UK trade deficits used to matter at election time - not any more

Harold Wilson and the Beatles.
The Fab Four? Harold Wilson shares a jape with John, Paul and George from the Beatles. The 1970 election trade deficit figures were no laughing matter for Wilson, and may have lost him the election to Edward Heath. Photograph: Hulton-Deutsch Collection/COR

A bad set of trade figures just ahead of the election. For those with long enough memories, news that Britain’s trade deficit almost doubled in February harks back to the 1970 election, when Harold Wilson’s campaign was jarred by a rise in imports caused by the arrival of two new Boeing jumbo jets.

Like David Cameron, Wilson had been going around the country insisting that his long-term economic plan was working. The widening of the trade deficit, though, cast doubt on whether the government’s export drive following the devaluation of the pound in 1967 was actually delivering.

As it happens, the rebalancing of the economy was a lot more successful under Labour in the late 1960s than it has been under the current government since 2010. In 1970, Britain had a small trade deficit in goods worth 0.2% of national income. That became a surplus of 0.7% of GDP once services were included.

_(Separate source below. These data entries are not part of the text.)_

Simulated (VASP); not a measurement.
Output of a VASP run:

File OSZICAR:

In 2010, the year the Conservative-Liberal Democrat coalition arrived in office, the deficit in goods was 6.3% of GDP and there was a deficit of 2.4% of GDP for goods and services combined. By 2014, the deficit in goods was 6.7% of GDP, while the deficit for goods and services combined showed a slight improvement to 1.9% of GDP.

What’s more, the latest figures are far from encouraging. Exports in February were at their lowest in four years, while the deficit with the eurozone in the last three months was the highest since comparable records began in 1998. Neither the strength of the pound nor the softening of demand in the US is helping matters.

Looking back at the historical data, the long-term deterioration in Britain’s trade position is glaringly obvious. It is not just that it has been 32 years since there was a surplus in trade in goods. It is that each economic cycle has started with a bigger trade deficit. The recovery from the recession of the early 1980s began with a surplus on trade in goods and services of 2% of GDP. When the recovery began from the downturn of the 1990s, there was a combined deficit of 0.3% of GDP. When the economy started to pick up from the slump of 2008-09, the deficit was 2.4% of GDP.

Times change. Back in 1970, the trade deficit was front-page news. A chancellor who said his economic plan was working while presiding over a trade deficit worth almost 7% of GDP would have been derided. Today, Britain’s ability to pay its way in the world hardly rates a mention in the election campaign. That’s a pity.